Travels through Conservation: Spring in Iraq

By Director of Conservation Lois Olcott Price

Anemones in Erbil

My travels through conservation have taken me a bit further afield this week. I am in Erbil, Iraq, working with the Iraqi Institute for the Conservation of Antiquities and Heritage (IICAH). It is my fourth trip to the Institute, but the first in the spring. The Institute is located in the Kurdish region of northern Iraq, a semi-autonomous region that is both peaceful and pro-American. Spring in Erbil is wonderful—everything is green, birds are singing everywhere, and anemones sweep across the walled garden in the rented house where the Institute’s academic director and visiting faculty live.

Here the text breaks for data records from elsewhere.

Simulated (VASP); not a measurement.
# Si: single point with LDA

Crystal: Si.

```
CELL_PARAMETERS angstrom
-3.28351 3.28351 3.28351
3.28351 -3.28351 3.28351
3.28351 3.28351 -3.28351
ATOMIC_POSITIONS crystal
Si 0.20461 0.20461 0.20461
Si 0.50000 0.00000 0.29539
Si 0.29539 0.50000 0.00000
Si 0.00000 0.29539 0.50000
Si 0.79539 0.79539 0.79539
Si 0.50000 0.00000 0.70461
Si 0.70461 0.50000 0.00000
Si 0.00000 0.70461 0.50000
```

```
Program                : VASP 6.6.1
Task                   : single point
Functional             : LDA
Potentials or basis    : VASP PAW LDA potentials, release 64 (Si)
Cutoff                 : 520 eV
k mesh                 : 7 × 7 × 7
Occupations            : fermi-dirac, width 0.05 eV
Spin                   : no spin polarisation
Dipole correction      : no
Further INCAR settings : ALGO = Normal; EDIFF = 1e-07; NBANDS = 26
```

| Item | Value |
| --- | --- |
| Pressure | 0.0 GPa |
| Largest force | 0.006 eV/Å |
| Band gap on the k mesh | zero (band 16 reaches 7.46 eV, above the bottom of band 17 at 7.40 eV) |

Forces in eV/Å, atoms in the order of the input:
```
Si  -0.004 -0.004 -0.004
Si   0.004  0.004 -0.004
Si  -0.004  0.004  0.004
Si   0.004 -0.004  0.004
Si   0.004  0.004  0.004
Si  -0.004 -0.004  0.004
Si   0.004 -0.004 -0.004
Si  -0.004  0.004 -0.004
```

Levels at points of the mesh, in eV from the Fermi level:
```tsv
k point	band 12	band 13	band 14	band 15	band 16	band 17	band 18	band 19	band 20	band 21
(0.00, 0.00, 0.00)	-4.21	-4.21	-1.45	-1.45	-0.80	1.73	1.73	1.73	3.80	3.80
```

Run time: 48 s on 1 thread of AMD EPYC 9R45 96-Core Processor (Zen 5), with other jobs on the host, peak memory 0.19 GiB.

I spent yesterday teaching a class about the history and preservation of paper to the introductory students who come from institutions throughout Iraq. They will spend six weeks here before returning to their home institutions to complete a practicum and spend a few weeks at home before returning to Erbil for the next session.

Making paper

As part of the class, we made paper as a means to enhance the students’ understanding of the material. We also tested various papers for pH and the presence of ground wood. The advanced students discussed the role and importance of archives documenting archeological excavations and then explored ways to help preserve these archives, including improved storage, surface cleaning, and relaxation of creased and rolled documents.

The students are very bright and eager for knowledge; they are a joy to teach. Their English improves daily, although my Arabic and Kurdish are still almost non-existent. Our translators are invaluable.